The Bay Area’s public-private partnership Ford GoBike — run by Motivate, the company behind Citi Bike and the region’s Metropolitan Transportation Commission — rolled out on June 28. The relaunch included sponsorship from Ford and an expansion of the Bay Area’s existing bike-share infrastructure, with plans for 7,000 bikes throughout the region.

But although stations have popped up around San Francisco’s Mission District, the “find a station” smartphone map shows “a giant hole around the 24th Street neighborhood,” according to the San Francisco Examiner.

From the paper:

Erick Arguello, founder of Calle 24, a neighborhood group that represents 24th Street, said his group and others told Ford GoBike flatly, “no” when they asked to place docks for their “shareable” blue bikes on 24th Street, and close nearby. Arguello claimed the bike-share companies cater to newcomers with means, and not longtime Latino neighbors.

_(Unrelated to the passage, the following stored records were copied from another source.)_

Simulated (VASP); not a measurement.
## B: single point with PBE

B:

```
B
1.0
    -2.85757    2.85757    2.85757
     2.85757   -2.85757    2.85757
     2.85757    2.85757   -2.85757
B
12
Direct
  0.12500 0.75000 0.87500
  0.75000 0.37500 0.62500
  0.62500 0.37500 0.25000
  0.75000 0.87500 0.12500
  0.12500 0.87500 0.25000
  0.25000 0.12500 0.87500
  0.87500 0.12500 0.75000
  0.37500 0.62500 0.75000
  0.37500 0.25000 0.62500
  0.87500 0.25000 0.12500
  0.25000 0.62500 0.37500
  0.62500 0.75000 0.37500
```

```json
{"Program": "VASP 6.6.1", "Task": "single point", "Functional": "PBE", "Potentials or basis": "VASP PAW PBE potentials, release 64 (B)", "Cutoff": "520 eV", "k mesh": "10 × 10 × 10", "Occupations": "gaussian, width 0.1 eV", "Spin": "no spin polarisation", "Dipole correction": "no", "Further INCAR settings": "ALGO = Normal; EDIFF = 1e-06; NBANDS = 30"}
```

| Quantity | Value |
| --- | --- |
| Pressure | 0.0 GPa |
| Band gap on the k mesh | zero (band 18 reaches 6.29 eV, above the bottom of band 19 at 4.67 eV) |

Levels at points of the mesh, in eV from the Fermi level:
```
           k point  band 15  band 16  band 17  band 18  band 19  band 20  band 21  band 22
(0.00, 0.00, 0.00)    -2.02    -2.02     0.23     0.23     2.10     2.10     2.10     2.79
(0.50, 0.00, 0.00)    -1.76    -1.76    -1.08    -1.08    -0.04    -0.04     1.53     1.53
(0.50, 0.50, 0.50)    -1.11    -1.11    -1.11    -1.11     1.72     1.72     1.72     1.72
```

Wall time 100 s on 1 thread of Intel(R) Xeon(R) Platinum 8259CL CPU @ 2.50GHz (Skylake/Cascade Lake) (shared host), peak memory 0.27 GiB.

“The way we shop, the way we travel, it’s a very different culture,” Arguello said. “We did say, ‘No, we don’t want bike-share on 24th street in the Latino Cultural District.’”

Area merchants also cited fears of losing parking, because proposals had shown the bike-share stations located in parking spots, Arguello told the paper. And the neighborhood, which was recently recognized by the state of California as a protected cultural district, has plans to emulate San Francisco’s Chinatown with repaved streets, new pedestrian safety features and Mayan temples at either side of its 24th Street boundaries. With those plans in the works, the neighborhood group didn’t feel like installing expensive bike infrastructure made sense.

Ford GoBike has been working to expand its service beyond the “white men with white collar jobs” demographic, as Josh Cohen wrote for Next City earlier this week. It launched with several equity initiatives, he wrote, including “a $5, first-year annual membership for low-income residents (after the first year, low-income memberships are $5 per month); cash payment options for residents without credit cards; and a commitment to placing 35 percent of the stations in ‘communities of concern,’” which MTC defines as “census tracts that meet a certain threshold of minority and low-income residents, limited English proficiency, zero-vehicle households, cost-burdened renters and other factors.”

But the association between bike-share, bike infrastructure and gentrification is obviously still palpable. Cohen wrote last year that “uneven investment has inspired justified wariness in some communities. By concentrating new infrastructure in neighborhoods that were predominantly white, and predominantly middle-class and upper-middle-class neighborhoods, cities ensured that additions such as bike lanes soon became viewed as signifiers of gentrification.”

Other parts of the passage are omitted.